UPDATE, Feb. 14, 10 p.m.: Factory workers have voted against union representation at Volkswagen AG’s sole U.S. manufacturing plant in Chattanooga, Tenn. Results annouced late Friday: 712 against unionization and 626 in favor.

Original story begins here:

When a union tries to gain entry into a workplace, typically the company is the adversary that tries whatever it can to make sure its employees side with it against organized labor efforts.

But in this week’s vote on whether workers at Volkswagen AG’s sole U.S. manufacturing plant, a Chattanooga, Tenn., facility where the Passat sedan is made for the North American market, the company is neutral at best, if not actually in support of the United Auto Workers becoming the workers' representatives.

It’s an unusual situation that anti-union employees at companies targeted for labor union actions don’t typically face: a company that isn’t on their side.

Under National Labor Relations Board rules, the UAW has been allowed access to the Volkswagen plant and to lists of its workers in order to distribute cards that workers sign if they support unionization. If a majority of workers sign the cards, a union is typically allowed to represent them, and to collect fees that finance its operations.

The logic of forcing companies to provide this access is that if workers are voting to unionize, the company can influence the constituency ahead of the vote in order to build up enough opposition to prevent union representation. Wal-Mart Stores Inc. (NYSE:WMT), for example, makes no bones about its opposition to unionizing its employees and regularly reminds its mangers of that, as this leaked Wal-Mart managers’ training document shows. (The world’s largest retailer is also currently facing an NRLB complaint, which says the company “unlawfully threatened, disciplined, and/or terminated” about 60 employees in 14 states for engaging in strikes or protests over wages and working conditions.)

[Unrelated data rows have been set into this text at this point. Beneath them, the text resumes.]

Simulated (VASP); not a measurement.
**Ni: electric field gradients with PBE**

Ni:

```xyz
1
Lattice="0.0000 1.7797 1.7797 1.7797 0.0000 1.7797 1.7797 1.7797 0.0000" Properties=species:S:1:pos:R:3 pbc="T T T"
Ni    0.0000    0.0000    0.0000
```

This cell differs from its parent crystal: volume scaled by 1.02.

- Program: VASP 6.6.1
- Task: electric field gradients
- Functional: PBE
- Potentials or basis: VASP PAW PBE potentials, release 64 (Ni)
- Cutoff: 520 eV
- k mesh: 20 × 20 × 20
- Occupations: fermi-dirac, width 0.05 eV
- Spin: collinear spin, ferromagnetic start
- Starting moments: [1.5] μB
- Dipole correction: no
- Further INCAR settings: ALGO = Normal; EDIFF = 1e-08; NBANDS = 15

But in Chattanooga, Volkswagen doesn’t appear to be an adversary of the UAW. Indeed, the Washington Post said Thursday the company is “campaigning for the UAW,” while Sen. Bob Corker, R-Tenn., a former Chattanooga mayor, issued a statement late Wednesday suggesting Volkswagen would reward workers for voting against the UAW with a new vehicle to produce for the North American market. Volkswagen bluntly denied this claim on Thursday morning. Considering that Volkswagen has already agreed to the UAW’s election principles, an unusual move by a company facing the prospect of union representation in the U.S., if Volkswagen opposes the UAW’s efforts then it’s betting that a majority of its plant employees will as well.

Volkswagen’s apparently ambiguous stance is unusual. Rather than the company playing the role of anti-union incumbent, like Wal-Mart, the automaker's ostensibly neutral stance is a disadvantage to workers who oppose unionization because it means the UAW has had an edge in trying to convince workers to vote for representation.

“That’s what’s been a little frustrating for our group,” Maury Nicely, who represents Southern Momentum, a group of workers at Volkswagen’s Chattanooga plant who oppose efforts to unionize the plant, told International Business Times. “The UAW has been granted access to the property [in the runup to this week’s vote]. This really placed us at a disadvantage in getting our message across.”

Nicely, a Chattanooga-based lawyer for Evans Harrison Hackett PLC, says opponents of the union movement inside the factory have been on their own on an uneven playing field against UAW efforts.

Meanwhile, it appears the weather in Chattanooga, which threatened to hamper voting efforts at the factory, cleared up by midday Thursday.

“They delayed production at the plant this morning,” he said by phone. “It’s not a big deal right now. There’s talk among the workers about whether they might extend the voting for another day.”